Tuesday, August 5, 2014

Monuments Men, Monuments Meh...

George Clooney has an interesting sense of history, be it American history or film history.  I tend to think that he means well.  He's been a part of numerous "based-on-true-stories" films like Three Kings and The Men who Stare at Goats.  He did a moderately amusing tribute to football history (and more precisely old football movies) with Leatherheads.  He's also taken risks on remakes of noted films like Ocean's Eleven, and as a tribute to the early days of live television drama, he remade Sidney Lumet's Fail-Safe as a live-tv event. (Worth noting that he was the prime mover in a special live-broadcast episode of E.R., the series that made him a star, before Fail-Safe.)

The Monuments Men is Clooney's tribute to a special group of people who marched alongside the Allied armies as they pushed back the Nazis in an effort to save as much art and architecture as they could, rescuing lost, damaged and stolen works from museums and private collectors.  Clooney's narrative style is very much old-fashioned too, with hardly a trace of irony (despite the presence of Bill Murray and Bob Balaban).  It gives us a clear sense of purpose, and tackles at least partly the theme of redemption; the one British officer working with the team has disgraced himself due to alcoholism, but in his efforts to prevent the movement of Michelangelo's Madonna and Child statue by the Nazis back to Germany, he is killed and thus properly martyred.  The melodramatic question is asked at the end: was it worth it, to lose the lives of two members of his team to rescue thousands of works of art, the Clooney character answers, yeah:  but in a sappy twist, the final "yeah" is delivered not by George, but by his dad Nick, the former AMC host (who no doubt gave George his sense of film history).  The film has its amusing moments, pulls at the sentiment strings without quite snapping them off, and remains reasonably sincere. 

Of course, it also does what a lot of Hollywood films about American history do: glamorize and simplify. 

The historical truth is that there were a few hundred individuals working on the allied effort to preserve the art.  And the effort was begun by the British, not the Americans, as Clooney's film seems to claim. (As Supreme Allied Commander, it was Eisenhower who did sign off on the orders establishing the central group.) Clooney's film makes it seem like it was an American-created entity, and the American-ness of the narrative is clearly demonstrated in that the only two of the Monuments Men to die are both foreigners. Interestingly enough, this American-ism is what Ben Affleck did in making Argo, the film about the rescue of American diplomats after the Iranian revolution: the effort appears almost entirely the making of the CIA, when it was really the Canadian ambassador and his people who made the great escape possible.  (Why did Affleck's film take home Best Picture and Clooney's end up with about a 30 percent Rotten Tomatoes rating?  I'm betting it was mostly that the film kept an ironic stance, and because Alan Arkin is fucking funny as the producer.)

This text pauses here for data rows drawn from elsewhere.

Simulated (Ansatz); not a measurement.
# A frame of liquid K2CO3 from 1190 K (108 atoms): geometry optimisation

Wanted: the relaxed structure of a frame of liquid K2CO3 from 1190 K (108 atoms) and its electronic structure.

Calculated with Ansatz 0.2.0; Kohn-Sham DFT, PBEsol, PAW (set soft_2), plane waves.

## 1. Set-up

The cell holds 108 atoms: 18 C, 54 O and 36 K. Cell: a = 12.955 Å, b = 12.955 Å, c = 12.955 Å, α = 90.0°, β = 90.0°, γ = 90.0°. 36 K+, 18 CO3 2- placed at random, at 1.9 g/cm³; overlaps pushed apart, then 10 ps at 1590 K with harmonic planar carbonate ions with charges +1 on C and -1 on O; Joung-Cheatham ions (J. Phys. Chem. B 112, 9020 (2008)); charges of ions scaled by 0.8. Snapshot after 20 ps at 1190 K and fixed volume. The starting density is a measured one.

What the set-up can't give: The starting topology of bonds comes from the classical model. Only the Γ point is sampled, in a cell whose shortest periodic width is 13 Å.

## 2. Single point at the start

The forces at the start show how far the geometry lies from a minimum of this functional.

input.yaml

But as I said, Clooney has to put some personal faces to this mission, since this is drama after all.  In getting us attached to the individual members of the team, we don't worry too much about the historical reality.  That said, there's one scene that kind of creeps me out.

Cate Blanchett plays Claire Simone, a French museum curator who has quietly worked for the Resistance in Paris even as she supervises the movement of works of art out of Paris and into Germany (mainly to the private homes of the major Nazi figures, Hitler and Geobbels).  We will find later that she has kept a thorough catalog of pretty much every work of art the Nazis have moved, though at first she is reticent to help one of the American Monuments Men, played by Matt Damon, because she believes he represents American museum interests and hopes to take as much stuff back as he can take.  We see her at a cafe reading the news that the Nazi officer who was in charge of moving all the art (who at one point threatened her life) has been caught and will likely be killed for his crimes. (The capture is an amusing scene featuring Murray and Balaban.)  At that point, she smiles, and notices Damon's character crossing the street.  They talk, and she wishes to celebrate; she invites him to her apartment, knowing that he's married and has young children.  "Paris is full of 'good husbands,' " she seductively observes.)  Eventually, she gives him her catalog, because she trusts him to do the right thing (which, aw shucks, he does), and he also does the right thing by not spending the night with her, though she does directly offer. 

It sure as hell seems to me that Blanchett's character is aroused at the news of the Nazi officer's arrest.  Or maybe it's just coincidence that, at the moment she reads the newspaper, she sees Damon's character, dressed in Class A uniform, and realizes: holy shit, that's Matt Damon and he's so hot! It's this and other odd moments in the script that show the flaws of this well-intended tribute to people who probably deserve better than this film gives them.  It's the kind of film that should be just a launch point for people who want to learn more about this.  Except that Clooney is more than capable of making a movie for grown-ups, too, and I wish he had done that here.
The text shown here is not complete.